Washington – On Aug. 3, U.S. Senator Gillibrand (D-NY) put forth an amendment (#2444) aimed at increasing opportunities for women and people of color in the construction trades workforce.
She was joined by co-sponsors Senator Booker (D-NJ), Senator Duckworth (D-IL), Senator Durbin (D-IL), Senator Feinstein (D- CA), Senator Markey (D-MA), Senator Merkley (D-OR), Senator Padilla (D-CA), Senator Sanders (D-VT), and Senator Warren (D-MA).
In 2009, the Boston Carpenters Union co-convened the Policy Group on Tradeswomen’s Issues (PGTI) to focus on raising the number of women in the national construction workforce. The organization identified that the previous 30 years of recruiting and training women had failed, in part, because it was a supply-only strategy. With a goal of developing a strategy of “demand” instead, the PGTI developed best practices for contractors and end-users to meet workforce goals on public and private construction projects.
Since 2013, 38 projects worth $7.2 billion have used these best practices and have achieved 7.33% women’s hours, almost double the current national average. Over half of the women are women of color. Elizabeth Skidmore, business representative/organizer for North Atlantic States Regional Council of Carpenters, says, “At a conservative average of $65/hr. total package, that’s $80 million dollars that’s gone into women’s pockets, their families, and their communities. This would not have happened without two things: workforce hiring goals and effective enforcement of the goals.”
Additionally, vocational high schools are now 20% women in construction shops, and women make up 10% of union apprentices, one of the highest participation rate in the U.S. “We have a growing list of over 800 women who have the desire and meet basic requirements to enter the trades – they just need their first job. Workforce goals plus effective compliance open the door for that first job,” says Skidmore.
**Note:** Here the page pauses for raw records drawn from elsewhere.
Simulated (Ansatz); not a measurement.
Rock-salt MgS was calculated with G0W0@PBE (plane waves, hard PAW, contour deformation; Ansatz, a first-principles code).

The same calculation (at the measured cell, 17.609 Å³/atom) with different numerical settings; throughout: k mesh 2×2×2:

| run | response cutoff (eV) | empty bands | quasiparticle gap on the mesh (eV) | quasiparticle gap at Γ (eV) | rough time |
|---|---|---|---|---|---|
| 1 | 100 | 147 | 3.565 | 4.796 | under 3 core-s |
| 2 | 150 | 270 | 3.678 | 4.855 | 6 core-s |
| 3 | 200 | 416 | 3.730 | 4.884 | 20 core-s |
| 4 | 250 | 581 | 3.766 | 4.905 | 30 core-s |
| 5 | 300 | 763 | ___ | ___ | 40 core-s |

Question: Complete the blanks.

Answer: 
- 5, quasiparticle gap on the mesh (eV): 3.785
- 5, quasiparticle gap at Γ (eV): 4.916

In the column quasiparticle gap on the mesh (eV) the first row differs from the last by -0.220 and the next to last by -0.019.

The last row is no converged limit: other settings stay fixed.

According to Skidmore, the infrastructure bill that passed the House on July 1 includes participation goals, but other measures are needed too. She says those include workforce goals for both women and people of color, with public data, and effective compliance measures; respectful workplaces, including harassment-prevention training; funding for supportive services like recruitment, pre-apprenticeship and childcare; and technical assistance for meeting goals to contractors, apprenticeships and developers.
Skidmore adds, “Tradeswomen aren’t a niche issue. Women make up 50% of the workforce. In Massachusetts, 75% of the people living in poverty live in female-headed households. When women can earn a sustainable wage, the ripple effects are enormous, to them, their families, and their neighborhoods.”